South Korean teachers are facing the latest round in their long struggle to defend their union, the Korean Teachers Union from government attacks. The government has outlawed the union because it includes among its 60,000 members, 22 who were sacked for writing a statement against the previous administration in 2009.

The leader of the Korean Teachers Union was arrested in December along with 137 other trade unionists when police attacked the headquarters o the Korean Confederation of Trade Unions. The government of Guen Hye Park came to power a year ago on a manifesto which included several welcome policies such as an increase in the old age pension and no privatisation of key public services. However since coming to power she has reneged on all these pledges and is pressing ahead with privatisation in health and education. Moreover her government has consistently attacked democratic rights in the country and in particular the right to organise in trade unions and campaign for social justice.

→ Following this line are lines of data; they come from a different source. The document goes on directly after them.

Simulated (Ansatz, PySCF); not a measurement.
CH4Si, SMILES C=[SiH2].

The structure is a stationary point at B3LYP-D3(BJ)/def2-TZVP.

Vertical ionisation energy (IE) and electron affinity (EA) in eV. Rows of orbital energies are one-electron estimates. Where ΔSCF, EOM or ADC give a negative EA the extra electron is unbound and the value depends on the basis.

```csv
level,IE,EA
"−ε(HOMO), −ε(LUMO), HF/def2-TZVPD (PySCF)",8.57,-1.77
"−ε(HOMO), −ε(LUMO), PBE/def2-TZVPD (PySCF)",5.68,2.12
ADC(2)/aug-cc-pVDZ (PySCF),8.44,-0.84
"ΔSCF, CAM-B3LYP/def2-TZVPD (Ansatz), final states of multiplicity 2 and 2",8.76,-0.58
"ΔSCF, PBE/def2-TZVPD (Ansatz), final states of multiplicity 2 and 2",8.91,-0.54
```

South Korea is one of the top-performing countries in the OECD's PISA study. It is interesting that the kind of 'excellence' recognised by PISA is one achieved by stifling teachers and forcing them to teach a narrow and completely prescribed curriculum, at pain of sanction if they are found teaching the wrong thing or at the wrong time. The KTU has consistently fought against these constraints as well as standardised testing, and has promoted a democratic vision of education, which encourages children to think critically about the world they live in. It is partly for that reason that it is subject to continual attack from successive governments who attempt to destroy the union by arresting its leaders and by penalising members who take part in action. These tactics are continuing with the current strike, with teachers and other union members being threatened with disciplinary action if they  take part.

The government is instructing the 78 staff members of the KTU to return to their teaching posts, which they are refusing to do. Moreover they are planning an 'all out struggle' against the moves which will start with a partial walkout next Friday (June 27th). On July 12th there will be a mass rally of teachers. The government has threatened 'stern punishment' if they go ahead with their actions.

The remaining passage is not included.